Art Laboe, a pioneering US DJ credited with coining the phrase “oldies, but goodies”, has died, aged 97.

A spokesperson for Laboe’s production company Dart Entertainment confirmed that he died on Friday, 7th October at his home in Palm Springs, California, following a brief bout of pneumonia.

Laboe’s career as a radio DJ spanned almost 80 years, with his first broadcasts taking place in 1943 on San Francisco’s KSAN while he was serving in the United States Navy. It was on KSAN that he began to encourage listeners to call in to his shows, an uncommon format for radio broadcasting at the time.

Laboe also played music by Black, Latin and white artists with no consideration of their racial differences, a significant difference from the established music industry segregation of Southern California and beyond at the time. Organising live DJ shows at a drive-in diner in Los Angeles, he also drew crowds of teenagers from many different races to listen to the music that he played.

Those dance parties were eventually relocated to the El Monte Legion Stadium, which was outside of Los Angeles city limits. He did so in order to get around laws at the time that were designed to enforce racial segregation. One such law required the Los Angeles Board of Education to give permission for social dances marketed at teenagers to go ahead.

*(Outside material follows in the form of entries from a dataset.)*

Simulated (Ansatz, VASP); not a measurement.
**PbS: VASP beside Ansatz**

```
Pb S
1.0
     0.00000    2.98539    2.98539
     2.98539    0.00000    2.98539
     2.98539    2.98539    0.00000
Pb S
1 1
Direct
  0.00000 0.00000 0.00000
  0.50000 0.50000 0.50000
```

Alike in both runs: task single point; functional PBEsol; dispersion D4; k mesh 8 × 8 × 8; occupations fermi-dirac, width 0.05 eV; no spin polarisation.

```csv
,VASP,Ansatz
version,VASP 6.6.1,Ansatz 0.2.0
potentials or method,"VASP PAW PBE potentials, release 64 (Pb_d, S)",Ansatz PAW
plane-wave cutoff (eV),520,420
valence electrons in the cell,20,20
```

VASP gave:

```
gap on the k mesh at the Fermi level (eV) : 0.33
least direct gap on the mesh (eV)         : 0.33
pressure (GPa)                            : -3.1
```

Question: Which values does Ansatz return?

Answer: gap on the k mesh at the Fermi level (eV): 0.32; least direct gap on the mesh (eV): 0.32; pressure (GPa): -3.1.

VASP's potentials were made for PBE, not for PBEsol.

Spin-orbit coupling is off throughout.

Following his early days with KSAN, Laboe went on to host radio shows with KCMJ in Palm Springs and KPOP in Los Angeles for short periods of time, before eventually finding himself at Los Angeles’ KXLA. It was while with KXLA that he begun to put on the overnight music shows at drive-in diners, while he was also an early adopter of R&B and rock & roll music on California’s airwaves.

More recently, Laboe presented broadcasts via iHeartRadio-owned station Hot 92.3, but he moved on to 93.5 KDAY after the format switched up its programming in 2015. The broadcaster continued to produce and present radio shows right up until his death. He produced his final episode last week, and it was broadcast this past Sunday, two days after his death.